Doing the wrong thing. Saying the wrong thing. Bad parenting decisions. Going ahead of God. Overspending. Mess ups of all kinds in various relationships. These have been some of my best mistakes.
You might think it was a typo. Clearly the words “mistake” and “best” don’t go together. After all, the best thing is to make NO mistakes, correct? Well, here’s how I define a “best mistake.” It’s one that I grow from.
Failure can be the very best opportunity for growth. Not just in the sense that you don’t do the same dumb thing again. But in that you realize how very much you need God. If I always did things right, always said the right thing, was a perfect parent, had restraint to wait, spent money wisely and never had a problem with a family member, friend or co-worker…well, there wouldn’t be much use for God. I’d be self-sufficient and capable all on my own.
It’s the ouch moments—where you mess up big or small—that God reminds us it’s not in our strength or ability but in HIS.

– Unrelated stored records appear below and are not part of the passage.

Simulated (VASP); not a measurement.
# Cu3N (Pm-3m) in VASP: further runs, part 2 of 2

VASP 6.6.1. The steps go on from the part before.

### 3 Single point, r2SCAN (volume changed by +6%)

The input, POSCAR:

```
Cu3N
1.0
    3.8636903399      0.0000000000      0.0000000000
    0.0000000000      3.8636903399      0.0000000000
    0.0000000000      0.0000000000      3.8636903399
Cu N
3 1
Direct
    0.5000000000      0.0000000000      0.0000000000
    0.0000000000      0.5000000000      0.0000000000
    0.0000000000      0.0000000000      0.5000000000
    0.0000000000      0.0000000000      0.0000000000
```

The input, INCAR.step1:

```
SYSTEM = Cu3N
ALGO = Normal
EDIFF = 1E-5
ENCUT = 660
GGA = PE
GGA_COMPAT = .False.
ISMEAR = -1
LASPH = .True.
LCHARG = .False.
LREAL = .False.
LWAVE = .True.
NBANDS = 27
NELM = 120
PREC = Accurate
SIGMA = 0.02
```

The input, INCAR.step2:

Peter is a perfect example of making some “best mistakes.” Let me remind you of a couple of imperfect Peter moments. Remember when Jesus was predicting his death and He was telling the disciples that He would be killed but on the third day raised to life? Peter’s focus was on the whole killing part. So he responded, “Never, Lord!…This shall never happen to you!” (Matthew 16:22).
His intentions sounded noble. He loved Jesus and seemed to be suggesting He would never allow such a thing to happen. But Jesus’ response lets us know there is more to it than Peter thought. “Get behind me, Satan! You are a stumbling block to me; you do not have in mind the concerns of God, but merely human concerns.” (Matthew 16:23).
Ouch! It was like a Holy Ghost slap to the face!
I used to think this was so harsh. But Peter’s mistake was failing to understand what Jesus had been trying to teach his disciples all along, that He was their path to salvation. Peter was still earthly minded, instead of heavenly minded. He had a lot to learn. That was all part of the growth experience.
Another less-than-perfect Peter moment was when Jesus called him to walk on the water. He definitely gets a bad rap for taking his eyes off Jesus and starting to sink. But we understand where he needed growth when Jesus said, “You of little faith…why did you doubt?” (Matthew 14:31). His faith needed perfecting and it was only in Peter’s failure that it could happen.
The same is true for us. Perhaps the times we have grown the most is when we have messed up the most. God doesn’t waste anything, including our mistakes. Sometimes they are the best things to happen.